Another member of the advisory board to the Lansing Human Relations and Community Services Department is considering resigning because of the dismissal of its director, Genice Rhodes-Reed.

The Rev. Kirklin Hall, who has been on the board for two years, said Tuesday night there is a “high probability” he will resign by the end of the week.

“Everything worked fine for two years. Genice Rhodes-Reed was doing an excellent job. And suddenly I get a call from our chairman telling me that she (Rhodes-Reed) was let go.

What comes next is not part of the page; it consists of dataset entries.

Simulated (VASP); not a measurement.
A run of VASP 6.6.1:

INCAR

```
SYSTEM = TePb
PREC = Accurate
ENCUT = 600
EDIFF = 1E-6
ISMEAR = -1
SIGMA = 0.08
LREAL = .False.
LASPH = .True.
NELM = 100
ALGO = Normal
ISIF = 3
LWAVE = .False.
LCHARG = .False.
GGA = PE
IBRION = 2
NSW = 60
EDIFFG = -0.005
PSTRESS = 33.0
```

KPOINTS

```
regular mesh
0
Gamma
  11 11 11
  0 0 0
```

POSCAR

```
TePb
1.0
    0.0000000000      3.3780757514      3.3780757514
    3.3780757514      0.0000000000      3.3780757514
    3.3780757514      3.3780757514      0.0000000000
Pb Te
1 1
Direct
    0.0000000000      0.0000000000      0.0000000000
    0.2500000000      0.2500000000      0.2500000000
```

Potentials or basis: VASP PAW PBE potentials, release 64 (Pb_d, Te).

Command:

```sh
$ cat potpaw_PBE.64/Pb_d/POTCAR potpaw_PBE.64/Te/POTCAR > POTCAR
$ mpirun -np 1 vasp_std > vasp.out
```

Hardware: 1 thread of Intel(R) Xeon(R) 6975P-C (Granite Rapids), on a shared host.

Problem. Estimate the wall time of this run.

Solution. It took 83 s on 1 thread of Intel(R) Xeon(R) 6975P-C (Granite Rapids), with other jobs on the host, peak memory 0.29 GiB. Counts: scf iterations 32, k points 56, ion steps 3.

“I was shocked,” Hall, the pastor of Galilee Baptist church, said. “Right now I don’t understand what’s going on at City Hall. I don’t want to comment on if it was racism. I just don’t know enough so far. And a lot of people in my church also ask the question what happened at City Hall.

“The board members should have been informed by the administration. I don’t know what the reasons for Genice Rhodes-Reed’s dismissal are.”

The board’s chairman, Robert Egan, and another member, Noel Capacio, resigned after Rhodes-Reed was forced to resign on May 23. Egan, who resigned on May 29, accused the administration of “subtle racism” and cited the removal of four top-ranking African Americans: Rhodes-Reed’s three predecessors and the mayor’s former special assistant, Freddie Thomas, all of whom were fired or forced to resign. Capacio quit in mid-June.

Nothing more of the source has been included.